# HTML

In this activity, we will learn how we can load HTML tables directly into Pandas, and learn the basics of web scraping which is a very popular way of data gathering.

In [32]:
from bs4 import BeautifulSoup
import pandas as pd
import requests as re

In [33]:
url = 'https://www.worldcoinindex.com'
crypto_url = re.get(url)
crypto_url

<Response [200]>

In [34]:
body = crypto_url.text
body

'\n<!DOCTYPE html>\n<html style="background-color: #FFF">\n<head>\n<meta http-equiv="Content-Type" content="text/html">\n<meta name="mobile-web-app-capable" content="yes">\n<meta charset="utf-8" />\n<meta name="description" content="Cryptocoins ranked by 24hr trading volume, price info, charts, market cap and news" />\n<meta name="keywords" content="Coin, index, worldcoin, coinindex, worldindex, cryptocoins, crypto, traded, exchanges, ranked, marketcap, coins, cryptocurrency ,coinprices, price, last trade time, trade, market cap, trading, traded, volume, rate, buy cryptocurrency, sell cryptocurrency" />\n<meta name="viewport" content="width=device-width, initial-scale=1, user-scalable = no">\n<meta name="apple-mobile-web-app-capable" content="yes" />\n<meta name="propeller" content="efad6eed15cdd45139ef34d287cc06ff" />\n<meta property="og:image" content="https://www.worldcoinindex.com/content/img/worldcoinindex_social.png?v=3" />\n<title>Cryptocoin price index and market cap - WorldCoi

The `body` consists of full HTML source code of our webpage. Now if the HTML source has a table which is marked by the HTML tag `<table> </table>`, Pandas uses `read_html()` to extract the table from the HTML document.

In [35]:
crypto_data = pd.read_html(body)
print(type(crypto_data))
print(len(crypto_data))

<class 'list'>
1


Whenever an HTML is passed to Pandas, it will output a nice looking DataFrame as long as there is a table in it.

In [36]:
crypto_data = crypto_data[0]
crypto_data.head()

Unnamed: 0,#,Unnamed: 1,Name,Ticker,Last price,%,24 high,24 low,Price Charts 7d,24 volume,# Coins,Market cap
0,1,,Bitcoin,BTC,"$ 16,962",-1.19%,"$ 17,241","$ 16,870",,$ 6.79B,19.22M,$ 326.05B
1,2,,Ethereum,ETH,"$ 1,275.45",-1.46%,"$ 1,295.73","$ 1,263.25",,$ 2.95B,122.37M,$ 156.08B
2,3,,Binanceusd,BUSD,$ 1.00,-0.01%,$ 1.00,$ 0.997948,,$ 912.05M,1.68B,$ 1.68B
3,4,,Binancecoin,BNB,$ 291.56,-2.89%,$ 301.87,$ 290.11,,$ 639.95M,154.53M,$ 45.05B
4,5,,Dogecoin,DOGE,$ 0.101530,-5.03%,$ 0.107704,$ 0.100442,,$ 636.46M,129.40B,$ 13.13B


## In the case where there is no table in the HTML...

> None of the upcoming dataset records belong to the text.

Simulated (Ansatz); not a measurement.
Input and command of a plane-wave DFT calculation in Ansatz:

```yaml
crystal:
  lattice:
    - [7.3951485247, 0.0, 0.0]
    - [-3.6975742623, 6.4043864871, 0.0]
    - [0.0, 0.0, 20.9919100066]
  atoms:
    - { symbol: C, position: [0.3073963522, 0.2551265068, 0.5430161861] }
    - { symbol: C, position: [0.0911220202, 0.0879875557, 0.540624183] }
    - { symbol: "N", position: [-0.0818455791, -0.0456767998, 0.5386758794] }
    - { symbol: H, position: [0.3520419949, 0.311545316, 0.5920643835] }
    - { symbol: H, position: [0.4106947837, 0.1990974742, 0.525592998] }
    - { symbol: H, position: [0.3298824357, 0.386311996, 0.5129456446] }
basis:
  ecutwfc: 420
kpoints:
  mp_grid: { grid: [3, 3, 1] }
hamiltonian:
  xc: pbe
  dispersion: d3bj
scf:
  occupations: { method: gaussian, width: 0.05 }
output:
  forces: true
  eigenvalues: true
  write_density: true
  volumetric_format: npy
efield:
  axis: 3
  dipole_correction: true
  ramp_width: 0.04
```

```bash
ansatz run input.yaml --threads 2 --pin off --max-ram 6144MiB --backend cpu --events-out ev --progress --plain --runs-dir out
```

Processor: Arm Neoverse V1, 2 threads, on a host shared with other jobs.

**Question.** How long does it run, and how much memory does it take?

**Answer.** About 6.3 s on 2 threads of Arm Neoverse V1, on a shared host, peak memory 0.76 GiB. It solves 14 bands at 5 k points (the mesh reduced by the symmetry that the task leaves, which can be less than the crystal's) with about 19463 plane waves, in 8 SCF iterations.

**Scraping** is the other way to extract information from HTML. Python has a package for this called `Beautiful Soup`. [Here](https://www.dataquest.io/blog/web-scraping-python-using-beautiful-soup/) is a tutorial on scraping.

# The Fundamentals of Web Scraping

Some websites offer data sets that are downloadable in CSV format, or accessible via an Application Programming Interface (API). But many websites with useful data don't offer these convenient options.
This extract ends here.